02.10.18 Which consequences for the delayed transposition of IDD into Belgian law?
On 20 January 2016, the European Council adopted the Insurance Distribution Directive (IDD). The purpose of this directive was to create a level playing field among the distributors of insurance products, to strengthen the confidence of customers and to make regulatory treatment of the distribution of insurance products more uniform in order to ensure an adequate level of customer protection across the European Union.
The original transposition and entry into force deadline was 23 February 2018. In March 2018, the European Parliament delayed the transposition deadline until no later than 1st July 2018, and the entry into force deadline until 1st October 2018 at the latest.
Belgium, however, has not been able to implement the IDD into national law within these deadlines.
A directive is only completely transposed/implemented into national law when all the objectives set out in the directive have been met. Belgium in the meantime adopted one
Act and one Royal Decree (the Act of 31 July 2017 amending the 2 August 2002 Act on financial sector supervision, with respect to whistle-blowing, and the Royal Decree of 5 September 2017 approving the FSMA Regulation on the same). Those legislations are far from adequate to satisfy the objectives of IDD.
What, then, are the consequences of this delay?

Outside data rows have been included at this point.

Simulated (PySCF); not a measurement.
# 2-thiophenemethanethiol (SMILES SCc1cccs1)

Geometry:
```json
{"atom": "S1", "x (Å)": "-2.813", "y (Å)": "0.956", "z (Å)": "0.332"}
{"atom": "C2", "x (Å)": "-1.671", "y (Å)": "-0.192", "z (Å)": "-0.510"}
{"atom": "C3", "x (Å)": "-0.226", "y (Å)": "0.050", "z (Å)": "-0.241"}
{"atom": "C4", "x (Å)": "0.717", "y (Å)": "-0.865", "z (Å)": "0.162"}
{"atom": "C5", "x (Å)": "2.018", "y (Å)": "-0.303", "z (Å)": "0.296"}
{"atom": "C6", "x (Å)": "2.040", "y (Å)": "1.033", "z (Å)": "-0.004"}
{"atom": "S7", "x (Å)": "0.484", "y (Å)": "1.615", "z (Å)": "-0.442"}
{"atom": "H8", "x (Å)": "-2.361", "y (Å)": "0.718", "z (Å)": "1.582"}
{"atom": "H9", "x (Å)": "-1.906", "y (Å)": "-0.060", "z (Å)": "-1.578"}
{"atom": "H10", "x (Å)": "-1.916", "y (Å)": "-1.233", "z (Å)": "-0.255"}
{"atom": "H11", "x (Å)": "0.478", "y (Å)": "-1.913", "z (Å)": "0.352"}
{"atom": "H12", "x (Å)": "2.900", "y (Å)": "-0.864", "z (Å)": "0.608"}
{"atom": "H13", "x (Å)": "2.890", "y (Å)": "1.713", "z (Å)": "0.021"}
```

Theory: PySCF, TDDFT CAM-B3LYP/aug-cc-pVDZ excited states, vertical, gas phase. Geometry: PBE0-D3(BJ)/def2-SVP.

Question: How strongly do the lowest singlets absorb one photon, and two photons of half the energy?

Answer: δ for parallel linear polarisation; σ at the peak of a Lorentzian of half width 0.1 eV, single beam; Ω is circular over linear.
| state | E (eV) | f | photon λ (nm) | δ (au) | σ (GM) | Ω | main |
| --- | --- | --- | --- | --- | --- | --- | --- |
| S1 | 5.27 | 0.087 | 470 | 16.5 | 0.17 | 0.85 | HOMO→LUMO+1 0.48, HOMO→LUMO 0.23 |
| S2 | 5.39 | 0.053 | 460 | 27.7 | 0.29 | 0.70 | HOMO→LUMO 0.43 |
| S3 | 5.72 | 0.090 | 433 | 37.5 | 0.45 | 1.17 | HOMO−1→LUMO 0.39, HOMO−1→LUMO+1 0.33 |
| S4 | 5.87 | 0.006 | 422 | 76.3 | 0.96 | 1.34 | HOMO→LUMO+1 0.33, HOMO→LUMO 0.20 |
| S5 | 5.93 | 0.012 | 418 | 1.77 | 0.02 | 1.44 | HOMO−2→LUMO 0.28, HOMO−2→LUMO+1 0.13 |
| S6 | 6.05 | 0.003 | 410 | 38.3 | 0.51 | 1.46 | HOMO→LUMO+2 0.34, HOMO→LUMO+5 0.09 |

When a directive is not implemented on time, its articles are granted ‘direct vertical effect’. This means that, on certain conditions, individuals can rely on it in relations with the government. Individuals cannot invoke the articles of the directive against insurers, since they are not part of the government.
The Insurance Act of 4 April 2014 and the AssurMiFID regulations remain in force until the Belgian legislator modifies them.
The European Commission could launch an infringement procedure against Belgium. We admit such a risk is rather unlikely as the new IDD provisions are expected to enter into force during the month of October.